Mr. Speaker, let me say to the hon. member that I do not have to withdraw because I did not make the comment specifically about the people of Newfoundland and Labrador. The comment I made applies to the people of Atlantic Canada generally.
This was a bad news budget for the people of Atlantic Canada. There are no job creation efforts in the budget. It is the same old song and dance routine with the Liberals. They talk about the band-aid but they ignore the gaping cut they have created in the budget.
The hon. member talked about transfers to the various provinces. I am sorry I did not have a little more time to go into them. The budget and the CHST cash transfers to the various provinces are unfair. Ontario, Alberta and B.C., the three richest provinces in Canada, are all getting an increase, albeit a modest increase, in their cash transfers. Yet provinces like Newfoundland, P.E.I., Quebec, New Brunswick, Manitoba, Saskatchewan and Nova Scotia are feeling the pinch from this budget. These are the provinces that have been hit the hardest.

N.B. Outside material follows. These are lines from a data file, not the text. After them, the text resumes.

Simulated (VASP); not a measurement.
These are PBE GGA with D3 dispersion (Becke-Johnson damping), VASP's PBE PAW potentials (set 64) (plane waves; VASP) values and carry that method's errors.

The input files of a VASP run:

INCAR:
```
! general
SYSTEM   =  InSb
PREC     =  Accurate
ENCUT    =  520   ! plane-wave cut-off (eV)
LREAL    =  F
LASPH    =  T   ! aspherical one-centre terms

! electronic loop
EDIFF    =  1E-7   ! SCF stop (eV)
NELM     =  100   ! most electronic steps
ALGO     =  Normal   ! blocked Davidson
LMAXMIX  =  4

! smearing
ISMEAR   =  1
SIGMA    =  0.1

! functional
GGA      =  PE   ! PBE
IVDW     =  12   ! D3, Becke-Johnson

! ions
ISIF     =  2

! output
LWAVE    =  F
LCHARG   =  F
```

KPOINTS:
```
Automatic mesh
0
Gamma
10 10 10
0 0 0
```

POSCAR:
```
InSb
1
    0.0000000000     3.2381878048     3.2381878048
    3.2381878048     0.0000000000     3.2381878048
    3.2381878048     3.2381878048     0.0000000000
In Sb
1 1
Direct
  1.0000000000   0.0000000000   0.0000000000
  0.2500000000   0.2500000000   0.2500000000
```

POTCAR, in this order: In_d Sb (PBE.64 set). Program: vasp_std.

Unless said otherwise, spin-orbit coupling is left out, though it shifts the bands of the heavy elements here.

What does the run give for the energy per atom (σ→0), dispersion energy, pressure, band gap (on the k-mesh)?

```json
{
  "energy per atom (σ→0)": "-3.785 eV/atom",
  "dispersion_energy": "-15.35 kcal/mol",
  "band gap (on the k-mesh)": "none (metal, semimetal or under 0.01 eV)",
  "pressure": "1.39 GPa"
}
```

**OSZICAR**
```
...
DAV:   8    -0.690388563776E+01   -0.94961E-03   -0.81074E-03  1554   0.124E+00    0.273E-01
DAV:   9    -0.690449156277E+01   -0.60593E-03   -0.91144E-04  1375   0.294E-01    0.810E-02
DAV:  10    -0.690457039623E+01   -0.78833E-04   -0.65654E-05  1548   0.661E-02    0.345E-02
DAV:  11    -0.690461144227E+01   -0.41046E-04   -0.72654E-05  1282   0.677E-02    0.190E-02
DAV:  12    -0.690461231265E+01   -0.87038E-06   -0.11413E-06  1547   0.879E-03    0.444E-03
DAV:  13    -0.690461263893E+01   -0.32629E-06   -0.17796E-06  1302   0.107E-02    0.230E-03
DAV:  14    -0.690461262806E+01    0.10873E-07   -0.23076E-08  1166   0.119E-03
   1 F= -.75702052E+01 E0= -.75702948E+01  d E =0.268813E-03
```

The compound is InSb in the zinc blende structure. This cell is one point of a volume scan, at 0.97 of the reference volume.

It is the same song and dance routine from this government. I did not make the statement that the people of Newfoundland and Labrador specifically have no future or that there is no light at the end of the tunnel.
Many good things are happening in Newfoundland. There is the Hibernia project. The Terra Nova project will soon kick in. Voisey's Bay hopefully in the not too distant future will start up. These are things which will happen in the future.
We need jobs now in Newfoundland and Labrador. Nine thousand two-hundred people a year are leaving our province. It may not be a significant number in Ontario but when there is a population of 500,000, 9,200 people a year is a very, very significant number.
Last year school enrolment in Newfoundland went down by 4,200 students, 4.3%. That is very dangerous in a province with a small population base. If that continues and if the federal government does not make some commitment to job creation, or at least give some indication of a post-TAGS program, then we are going to see the next outmigration from our province double what it is now. I really fear for that little province. Newfoundland should not have that kind of haemorrhaging.
There are young people coming out of university on a daily basis who cannot stop at the university door. They go to the airport immediately and head to other provinces, like B.C. and Ontario. We are educating people, spending hundreds of thousands of dollars a year on education in Newfoundland, to have those people travel to B.C., Ontario and Alberta. We have a great deal of concern about that.